But as Rafiq anticipated, the story has naturally gravitated towards Vaughan as the most famous figure involved. So it was not entirely unexpected on Friday that the focus of media headlines and social media reaction to the Cricket Discipline Commission’s findings honed in on the allegation against Vaughan which was not upheld, after he was accused of making a racist remark towards four Asian teammates at Yorkshire. “The panel is not satisfied on the balance of probabilities that these words were spoken by MV at the time and in the specific circumstances alleged,” the CDC’s report said.
And for many, that was that. Vaughan cleared; Rafiq in the mud.
“So ‘on balance of probabilities’ Azeem Rafiq lied?,” read one tweet by a man describing himself as a “British Unionist” with a dislike for “gesture politics, virtue-signalling wokes and race-baiters”, whose most recent tweet encouraged asylum seekers to “piss off home”. His post on Rafiq had garnered nearly 400 likes in five hours and had been seen 12,000 times.
But this accusation was wrong. Rafiq previously admitted a discrepancy in his various accounts of exactly what he claimed Vaughan had said in a T20 match at Trent Bridge 14 years ago, but there is no suggestion in the CDC’s report that he lied.
Far from it, Rafiq could feel vindicated because, while the attention was on Vaughan’s reprieve, it seemed to slide by that a raft of charges against other defendants were upheld.
The former Yorkshire players Tim Bresnan, Matthew Hoggard, Andrew Gale, Richard Pyrah and John Blain were all found to have used racial slurs.
They have 14 days to appeal against the decisions and will be sanctioned at a later date. Rafiq broke a long silence and suffered because of it so that he could tell the world about a rotten core at the heart of cricket, and the CDC’s judgement agreed.
The CDC concluded that its findings “do not in any way undermine” Rafiq’s wide evidence, in which he has repeatedly called out deep-rooted racism in English cricket.
Yet the reaction to Friday’s news gave the tiniest window into the abuse Rafiq has faced throughout this process, abuse that has forced him and his family to leave the country. Some made threats on his life and one man defecated in his garden.
Rafiq has never claimed to be perfect, and the report that revealed his anti-Semitic message to a friend a decade earlier sparked increased vitriol. He apologised to the Jewish community and promised to learn about Jewish history. He visited a synagogue where he met Lily Ebert, a 98-year-old Holocaust survivor. He participated in the March of the Living, an annual walk to Auschwitz. And while Rafiq educated himself, the world seemed to move on from the issue of racism in cricket.

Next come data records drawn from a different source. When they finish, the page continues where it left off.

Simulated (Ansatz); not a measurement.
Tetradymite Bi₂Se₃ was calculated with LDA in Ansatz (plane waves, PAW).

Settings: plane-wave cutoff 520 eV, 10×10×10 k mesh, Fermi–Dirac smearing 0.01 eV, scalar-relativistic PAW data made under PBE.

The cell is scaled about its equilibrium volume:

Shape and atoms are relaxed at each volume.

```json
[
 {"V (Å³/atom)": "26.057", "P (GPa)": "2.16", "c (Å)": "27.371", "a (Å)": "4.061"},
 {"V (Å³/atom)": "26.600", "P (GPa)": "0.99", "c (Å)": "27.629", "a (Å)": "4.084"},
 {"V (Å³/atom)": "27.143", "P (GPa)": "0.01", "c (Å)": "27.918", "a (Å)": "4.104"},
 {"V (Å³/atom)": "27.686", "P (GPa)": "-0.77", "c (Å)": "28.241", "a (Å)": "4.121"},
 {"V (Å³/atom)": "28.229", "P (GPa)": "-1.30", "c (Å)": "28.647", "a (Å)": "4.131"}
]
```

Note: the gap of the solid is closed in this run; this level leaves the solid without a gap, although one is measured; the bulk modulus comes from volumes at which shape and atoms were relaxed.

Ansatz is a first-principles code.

The game now awaits the results of an independent commission for equity in the game, which is expected to release its findings in the coming weeks. It was set up by the ECB in the aftermath of the Yorkshire Cricket scandal to review issues of race, class and gender within the sport and make recommendations for improving inclusivity.
But in the meantime, it is worth remembering that last month Yorkshire CCC admitted it failed to address the systemic use of racist or discriminatory language over a long period of time, and failed to take adequate action when complaints were made. Racist language was part of the culture, and Rafiq never wanted individuals to distract from that central, disturbing point.